I was one of the “lucky” ones.
After I was date raped, I reported it to Sussex police who were nothing but supportive and professional. I went to trial and my rapist was convicted. Astounding.
That doesn’t mean that I don’t have darker times, still feeling angry about the injustice of my experience.
I may have achieved a guilty verdict, but that was following a day and a half of cross-examination from a female defence barrister. I think the fact that it was a woman made it worse.
You go into this knowing that the job of the defence is to discredit my story. Yet it still comes as a surprise when you have a woman standing across from you, in a room full of strangers, overtly accusing you of lying.

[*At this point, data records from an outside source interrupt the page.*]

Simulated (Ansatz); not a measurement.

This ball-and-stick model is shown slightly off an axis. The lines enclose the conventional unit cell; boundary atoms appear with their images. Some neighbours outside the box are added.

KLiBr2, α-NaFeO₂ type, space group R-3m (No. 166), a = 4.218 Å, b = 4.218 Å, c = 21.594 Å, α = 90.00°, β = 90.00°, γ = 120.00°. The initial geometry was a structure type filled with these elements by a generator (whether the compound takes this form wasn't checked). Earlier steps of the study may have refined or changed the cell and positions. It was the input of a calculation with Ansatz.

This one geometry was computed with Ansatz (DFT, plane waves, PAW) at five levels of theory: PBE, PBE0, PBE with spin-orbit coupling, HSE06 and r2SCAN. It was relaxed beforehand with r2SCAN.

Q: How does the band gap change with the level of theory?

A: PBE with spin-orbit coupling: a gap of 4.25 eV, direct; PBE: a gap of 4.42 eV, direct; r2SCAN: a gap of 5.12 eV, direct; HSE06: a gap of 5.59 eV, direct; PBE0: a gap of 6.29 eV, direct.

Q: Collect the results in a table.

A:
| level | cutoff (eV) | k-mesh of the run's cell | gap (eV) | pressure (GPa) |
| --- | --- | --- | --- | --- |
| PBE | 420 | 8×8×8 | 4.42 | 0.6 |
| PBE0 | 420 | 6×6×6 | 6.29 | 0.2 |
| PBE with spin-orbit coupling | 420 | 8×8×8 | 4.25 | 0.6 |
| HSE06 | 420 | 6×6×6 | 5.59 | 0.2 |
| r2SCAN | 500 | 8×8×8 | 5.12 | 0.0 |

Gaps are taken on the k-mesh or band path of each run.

Somehow because I couldn’t remember whether he had removed my top or not, I must clearly have forgotten that I actually consented. Because I didn’t kick, punch, scratch, push him away, I was consenting.
Somehow, the defence had reached the conclusion that I had enjoyed myself, but had been too ashamed to tell my friends that I had a one night stand, so had decided accusing rape was a better option – because OBVIOUSLY, it’s MUCH easier to tell your friends and family that you’ve been raped. That’s just a walk in the park compared to admitting to consensual sex with a man you’re not in a relationship with right?
I emerged from the courtroom, knowing I had to come back the following morning for more, to a clerk who said “it’s nothing personal” (what about this is NOT personal?!) before ending up in the arms of my cousin in floods of tears. As it was the end of the day, I was painfully aware that the rest of the court clerks and volunteers were waiting for me to leave as I sobbed into a cup of water.
Finally, he got the guilty verdict he sorely deserved. Now, I can look back and realise that I was “lucky” to even get that. At the time, I was so traumatised by having my character put on trial for something that was done to me, that any sense of being ‘lucky’ was lost on me.
As it was his first offence, he received a four-year sentence. Four. It’s been six years since the assault, so I can safely say I would have happily taken a four-year sentence for what I actually have. Particularly given that it was anticipated at sentencing that he would serve two and be out on probation for the remainder.
I was kept updated of his situation by a Victim Liaison Officer. While this is a valuable resource, it also served to tie me to him after the case in a way which I hadn’t anticipated. Two years after his sentencing, he was due to be released on probation, but was actually held by the Immigration department, as he was a non-EU immigrant.
On the one hand, this was great; on the other I had to navigate through his many bail hearings, never knowing whether or not he would be released. By this point I had moved to a different city.
I discovered that in order for him to be granted bail from the immigration department, he had to supply an address to be bailed to. The police would then check this address for its suitability. Two addresses were rejected on the grounds of being too close to “vulnerable people” – in this case a school and an old people’s home. As a registered sex offender, the department could not release him to those addresses.
He was successful with his third address – one which was approximately a 10 minute drive from my new flat. Every train or bus I could get to the city centre would go through that area.
As the victim of his crime, I had been allowed to impose bail conditions – one, that he was never to contact me, and two, I could have an exclusion zone placed around my flat. I had taken the first, but rejected the second – I had moved to a new city that he wasn’t aware of, so if I put an exclusion zone in, he would know where I was living.
When he was granted bail on Christmas Eve, to 10 minutes down the road, I was out of options. Either tell him where I live by placing an exclusion zone, or risk that I could potentially bump into him, five years after he raped me.
I chose the latter, though it didn’t feel much like a choice. It was beyond belief that the Immigration Department had no obligation to consider the impact of their decision on his victim. That they could protect vulnerable people he had never met, but not protect me, the person he hurt in the first place. My Victim Liaison Officer said that he would be on a 9pm curfew, and if he did see me on public transport, he’d have to get off immediately and report it to his probation officer. No one talked about the immediate impact it would have on me if I saw him – regardless of whether or not he saw me.
I lived in fear for 11 months before he was finally deported. I had friends who lived in that area that I didn’t visit. To me, justice was not done just because I got the guilty verdict.